The advantages are obvious, I don't need a wheely trolley to transport it around; the disadvantages...no super quick flick back to the family trees, but I am slowly sifting everyone out and making the links, and in this regard isn't Vikram Seth wonderfully obliging.
Just as I feel a little web of confusion weaving itself, in steps Vikram with an aside, the briefest of references and I have a lightbulb moment.
Kedarnath was the middle man in the shoemaking enterprise... Veena is his wife... sister of Pran... who is the husband of Savita, sister of Lata, and thus I find myself travelling from one to the next, around a community that is slowly becoming knowable.

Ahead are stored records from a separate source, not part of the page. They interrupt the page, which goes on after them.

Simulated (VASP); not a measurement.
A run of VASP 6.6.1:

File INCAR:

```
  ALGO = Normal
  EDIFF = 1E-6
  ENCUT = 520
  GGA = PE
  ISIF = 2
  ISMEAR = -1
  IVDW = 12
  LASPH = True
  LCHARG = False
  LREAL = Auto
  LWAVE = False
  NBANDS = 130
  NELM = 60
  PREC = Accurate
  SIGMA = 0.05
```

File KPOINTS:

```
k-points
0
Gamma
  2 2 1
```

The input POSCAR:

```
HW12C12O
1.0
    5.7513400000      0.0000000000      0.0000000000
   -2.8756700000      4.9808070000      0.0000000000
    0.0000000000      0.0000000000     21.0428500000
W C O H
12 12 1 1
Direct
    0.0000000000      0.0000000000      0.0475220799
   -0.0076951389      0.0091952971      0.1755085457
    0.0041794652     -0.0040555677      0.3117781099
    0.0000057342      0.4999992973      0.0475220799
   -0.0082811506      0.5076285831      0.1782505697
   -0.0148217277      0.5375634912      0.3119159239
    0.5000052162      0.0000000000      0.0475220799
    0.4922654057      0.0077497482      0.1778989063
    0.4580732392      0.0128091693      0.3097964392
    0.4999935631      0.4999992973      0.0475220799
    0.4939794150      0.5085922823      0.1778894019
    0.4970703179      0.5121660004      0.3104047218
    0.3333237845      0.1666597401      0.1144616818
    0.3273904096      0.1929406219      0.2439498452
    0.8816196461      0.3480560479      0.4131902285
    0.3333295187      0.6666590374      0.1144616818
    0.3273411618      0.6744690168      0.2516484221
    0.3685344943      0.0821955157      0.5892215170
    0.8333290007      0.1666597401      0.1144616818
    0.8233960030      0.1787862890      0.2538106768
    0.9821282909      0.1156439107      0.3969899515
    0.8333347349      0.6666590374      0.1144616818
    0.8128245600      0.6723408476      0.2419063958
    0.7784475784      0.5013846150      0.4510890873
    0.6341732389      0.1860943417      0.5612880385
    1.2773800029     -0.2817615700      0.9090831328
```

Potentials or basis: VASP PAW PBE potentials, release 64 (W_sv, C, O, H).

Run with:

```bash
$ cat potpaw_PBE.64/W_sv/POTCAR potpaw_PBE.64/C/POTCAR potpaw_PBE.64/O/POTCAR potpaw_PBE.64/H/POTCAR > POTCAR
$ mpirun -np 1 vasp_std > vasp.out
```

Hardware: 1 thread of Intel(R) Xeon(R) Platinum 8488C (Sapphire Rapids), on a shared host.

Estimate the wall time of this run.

Now I am wondering if this might be the point in the book where those who may not have been enjoying A Suitable Boy have surrendered and returned it to its role of keeping the door open on a windy day??
I knew we were in for some 'politics' and it was one of the reasons I wanted to read this one, because I am woefully ignorant of the details of partition and the conflicts that arose before and have continued since. The distribution of land and wealth rooted in colonial history and references to the Indian Mutiny had me doing some swotting. I have been plunged into the depths of the East India Company, familiar names popping up all over the place, distant history lessons drifting back at the mention of Warren Hastings and places like Lucknow.
So I was ready for all this and interested...but I am wondering how everyone else has fared??
Miraculously the grinding business of politics in the House threw up the wonderful Begum Abida Khan, a woman with the courage and tenacity to ask the awkward questions of L.N.Agarwal, the Home Minister, about the recent 'riots', about who exactly gave the order to fire and the subsequent shootings, before bravely issuing her words of warning...
'Beware of the time that you are about to bring upon yourself nd upon this country. It is three years since we obtained independence but look at the poor of the land: they have neither food to eat not clothes to wear nor shelter to prote themselves from the sky. You promised Paradise...'
Her speech explained far more than any history book could and I have read it several times...her words 'You have seperated the nail from the flesh,' felt like a searing indictment of the government and by a voice thus far little heard outside the home, that of a woman.
L.N Agarwal's dastardly revenge, cleverly countered by the women of the house he arranges to foreclose on, reveals that the women in this book, and in this country, find the power and use it when they can.
There is a revealing conversation between Mahesh Kapoor and Minister Sahib in the next part which hints at the level of corruption just waiting to step into government should the Old Guard step aside. They are the bulwarks to those 'interested in money and keen to join the game,'
Poor Mahesh Kapoor, beleagured and bedevilled by conflict, somehow demonstratng the patience and tolerance of a saint with the world and its mother around him, but sadly not with his wife and thankfully not with his son either.
I wonder if like me you had thought Mahesh Kapoor, true-to-type and heartless when his son-in-law Kedarnath comes to see him and asks him to keep Veena's jewellery safe. The couple have hit on hard times and Veena is attempting to get it valued in order to raise some money. Mahesh Kapoor seems impatient and dismissive, oblivious and unsympathetic to their plight, but when Veena's brother, his son Maan, gets the slapping and the jolt he deserves, it becomes evident that Mahesh Kapoor hasn't missed a thing. I can't wait to read what happens to Maan next....off on a month's exile to a remote village with his language teacher.
I am also missing Lata and Mrs Rupa Mehra so am very pleased to see that Part 7 opens with...
'Lata saw the envelope on the salver...'
I had almost (but not quite) forgotten about Lata and Kabir in the hurly burly of political life and Maan's romantic escapades so I am really looking forward to reading on.
I can only cover a small fraction of what happens in one post so I feel sure those of you still reading will have noticed and been impressed by much more besides, over to you...
For the diary::
Parts 7 & 8 ~ Saturday December 28th...and I realise I may be talking to myself while you are all eating the leftover turkey etc, but the post will be here anyway, so you can catch up while the carcass is boiling up for soup.